Tell me a story

There is a rush to teach children subjects that will enable them to pass standardized tests, study with rigor and do well in the world. The emphasis on success has been to add more STEM (Science, Technology, Engineering, Mathematics) courses. Many of us in education are reading and hearing that the sciences and mathematics are where jobs lie, where wealth and upward mobility are to be found. Thus we hear that our teachers and our professors, our schools and even our universities, would do well to emphasize these subjects. And while standardized tests are not yet used to measure abilities in science, I am sure this lack will soon be rectified by the folks who bring you standardized tests of reading and math. Even in public school, English teachers are being advised to focus on nonfiction reading versus fiction or poetry. History, literature, music, the arts, psychology and sociology are rarely considered as ways to prepare “successful” students, teachers, lawyers or doctors for their professions.

As a former teacher of literature in high schools and colleges I find this development not only disheartening, I find it frightening. I have always believed that reading novels and stories and poetry is what brings out and challenges the very humanity in us, calling on our ability to empathize. In the experience of losing ourselves in the lives of others, be it in a short story by Raymond Carver, a poem by Yusef Koumanyaka or a young adult novel by Sharon Flake, we “enter fully into other people’s thoughts and feelings” as science writer, Annie Murphy Paul wrote in her column on March 18 in the New York Times called Your Brain on Fiction.  The message of her column is that neuroscientists have been able to observe the effect of reading novels on the way people function. In a study conducted from Canada, it was have found that “individuals who frequently read fiction seem to understand other people, empathize with them and see the world from their perspective. “The study notes that “Fiction…is a particularly useful simulation because negotiating the social world effectively is extremely tricky, requiring us to weigh up myriad interacting instances of cause and effect. “

What does it mean, then, that we are rapidly eliminating literature and novel reading from our curricular requirements? Humanities, the study of literature, languages, history, philosophy and the arts, gets its name because such study engages us in the unique qualities that make us human. If we lose this area of engagement with our students, as we are doing cut by cut to our core curriculums, we are losing those subjects that we most need in a world that is so complex and globally intimate. Our children need the ability to “weigh up myriad interacting instances of cause and effect” in the realms of work and neighborhood, in their greetings and exchanges at the supermarket, the post office, with the online computer assistant, the man who hires them, the woman who is their doctor.  

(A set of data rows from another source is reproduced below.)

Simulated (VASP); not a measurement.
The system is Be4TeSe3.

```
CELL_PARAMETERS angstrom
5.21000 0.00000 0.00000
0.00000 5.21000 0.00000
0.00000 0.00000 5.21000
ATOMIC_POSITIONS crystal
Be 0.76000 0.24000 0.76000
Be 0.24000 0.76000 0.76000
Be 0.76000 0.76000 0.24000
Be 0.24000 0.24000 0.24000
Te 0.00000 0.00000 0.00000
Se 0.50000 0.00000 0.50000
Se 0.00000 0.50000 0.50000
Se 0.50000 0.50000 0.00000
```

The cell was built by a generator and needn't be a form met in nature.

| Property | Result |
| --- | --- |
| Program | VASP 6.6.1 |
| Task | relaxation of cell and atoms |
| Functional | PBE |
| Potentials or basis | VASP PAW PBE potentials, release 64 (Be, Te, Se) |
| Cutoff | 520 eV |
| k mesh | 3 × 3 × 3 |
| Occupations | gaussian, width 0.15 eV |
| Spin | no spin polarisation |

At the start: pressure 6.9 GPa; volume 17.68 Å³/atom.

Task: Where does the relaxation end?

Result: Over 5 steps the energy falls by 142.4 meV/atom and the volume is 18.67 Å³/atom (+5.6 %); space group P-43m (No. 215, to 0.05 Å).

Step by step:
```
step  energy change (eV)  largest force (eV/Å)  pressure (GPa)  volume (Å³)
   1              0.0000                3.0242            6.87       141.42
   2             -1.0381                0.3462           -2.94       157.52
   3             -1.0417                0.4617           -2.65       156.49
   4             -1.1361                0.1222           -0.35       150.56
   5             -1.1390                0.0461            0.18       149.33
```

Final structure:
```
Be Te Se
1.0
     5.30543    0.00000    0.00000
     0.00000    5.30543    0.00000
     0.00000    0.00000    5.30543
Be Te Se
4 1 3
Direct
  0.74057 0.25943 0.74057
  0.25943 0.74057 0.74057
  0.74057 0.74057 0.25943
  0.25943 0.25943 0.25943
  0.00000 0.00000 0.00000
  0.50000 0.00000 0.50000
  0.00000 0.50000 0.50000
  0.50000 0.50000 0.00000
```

Even more than the useful and productive effects of empathy that come from story and narrative, are the multi perspective and open mind that taps into benevolence, lack of judgment, a willingness to withhold first perceptions, to wait and listen. The work of reading a long and engrossing story, written at another time in another place from our hometown, or our street provides us with an understanding of what we don’t know from first glance, from rumor, from what we have been told about an individual before us. We learn to slow down, and to respect the surprise and unexpected action, feeling, thought of a character we have been following for two hundred pages. Someone once told me that Anna Karenina told her all she needed to know about psychology.  This person was a psychologist and counselor who also respected what science had to say, what technology had to offer. Yet in this one novel she found stunning insight and an understanding that the way the human soul works out his or her time on this earth is limitless.

We learn such empathy not only through novels or printed stories, but also through oral stories, spoken at town counsel meetings or in waiting rooms, or at conferences, Additionally, we learn to listen to one human voice describing what happened. If we have read and learned to enter the lives of others then, won’t we become excellent at listening? And won’t this lead to an ever unfolding advancement in our human condition? From Ted Talks to folk tales, from Jane Eyre to Mad Men, we learn by reading, watching and understanding the human predicament. If we deny students the chance to see the world and history from multiple perspectives, we deny them a chance to participate fully in the world.

 In my most cynical moments, in my most terrified time, I wonder if the engineers of education these days do not want us nor our children to think so openly and engage with empathy. I wonder if there isn’t a hidden desire, with the emphasis on rigor, to deny to our students the wildness that comes with creativity, revelation and learning. Or perhaps, in the name of programmed instruction or prescribed curriculum, the idea is to deny such rich interaction with literature to poor children, while those who go to private schools, or Ivy League colleges, or are tracked into IB courses or AP classes receive the full panoply of learning. Perhaps the elimination of the arts from our schools is a way of discouraging divergent and critical thinking at the deepest level.. And if this is so, is it done to encourage a compliant workforce for service and menial jobs? This paranoid thinking is not like me. Yet it is there.

Finally, what we are really missing when we lose fiction, visual art and rich historical understanding is the chance for interdisciplinary studies. By combining science and story, math and drawing, theater and engineering, so much more can happen for kids, for adults, and for expanding the humanity that is in all of us. This is a big task for fiction. Yet it can be accomplished. If empathy becomes an educational goal, and our students learn to enter the stories of those in front of them, behind them, perhaps, we can change the trajectory of violence we have witnessed these long years.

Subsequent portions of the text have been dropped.